Remove unicode characters within range
-
I have a large text document that includes accented characters like æøåáäĺćçčéđńőöřůýţžš. I am trying to remove all unicode characters between 0 and 96 with the intention of leaving behind these characters only so I can make sure that when I process text like these that I know what special characters I need to be able to handle.
This regular expression I would expect to work but the accented letters are still removed. I presume it’s using unicode hex code rather than number?
[\u0001-\u0096,-]
I don’t see a n++ character class that would work either. Any sugestions?
-
As the manual says,
\u####
notation is for Extended Search Notation , not regular expression match by character code notation. Extended search does not have range notation. Make sure you use it in the right situation.In regular expression, you use
\x{####}
for four-nibble unicode characters.
[\x{0001}-\x{0096}]
will match from'START OF HEADING' (U+0001)

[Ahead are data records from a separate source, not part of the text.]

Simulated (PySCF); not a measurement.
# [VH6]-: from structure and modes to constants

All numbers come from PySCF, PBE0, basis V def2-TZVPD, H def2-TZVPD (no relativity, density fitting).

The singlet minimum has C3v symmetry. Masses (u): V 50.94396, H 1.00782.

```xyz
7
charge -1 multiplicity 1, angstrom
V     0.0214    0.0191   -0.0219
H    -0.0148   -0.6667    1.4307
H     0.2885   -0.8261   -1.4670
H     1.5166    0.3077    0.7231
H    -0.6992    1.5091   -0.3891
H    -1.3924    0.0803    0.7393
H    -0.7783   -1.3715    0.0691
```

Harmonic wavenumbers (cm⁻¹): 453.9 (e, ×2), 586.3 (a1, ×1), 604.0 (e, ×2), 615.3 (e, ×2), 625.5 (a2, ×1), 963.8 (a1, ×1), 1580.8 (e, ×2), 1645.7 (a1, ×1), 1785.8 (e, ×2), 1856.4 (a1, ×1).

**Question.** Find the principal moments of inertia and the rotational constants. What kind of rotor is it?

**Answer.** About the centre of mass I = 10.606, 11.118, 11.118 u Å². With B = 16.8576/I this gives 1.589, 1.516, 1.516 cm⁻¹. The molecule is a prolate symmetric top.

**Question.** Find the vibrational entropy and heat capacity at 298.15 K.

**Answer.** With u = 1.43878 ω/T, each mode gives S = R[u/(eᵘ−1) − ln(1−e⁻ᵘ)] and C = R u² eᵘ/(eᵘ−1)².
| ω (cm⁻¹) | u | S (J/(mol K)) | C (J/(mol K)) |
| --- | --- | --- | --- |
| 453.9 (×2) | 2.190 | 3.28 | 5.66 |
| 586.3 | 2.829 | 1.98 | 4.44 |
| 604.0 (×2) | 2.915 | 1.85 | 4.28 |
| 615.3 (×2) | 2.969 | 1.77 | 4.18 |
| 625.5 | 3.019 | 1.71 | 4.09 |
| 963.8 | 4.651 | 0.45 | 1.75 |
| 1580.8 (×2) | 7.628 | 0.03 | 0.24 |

to'START OF GUARDED AREA' (U+0096)
… an odd range to pick for your stated goals, but whatever makes you happy on that.And, BTW, the
,-
is useless, since comma and hyphen are already in that Unicode range.With regular expression mode and regular expression syntax, it matches the right characters.
-
@PeterJones Thank you so much for not only the answer but explaining the difference notation. I may need to adjust my range but it felt like a good place to start to see what I get back from these documents.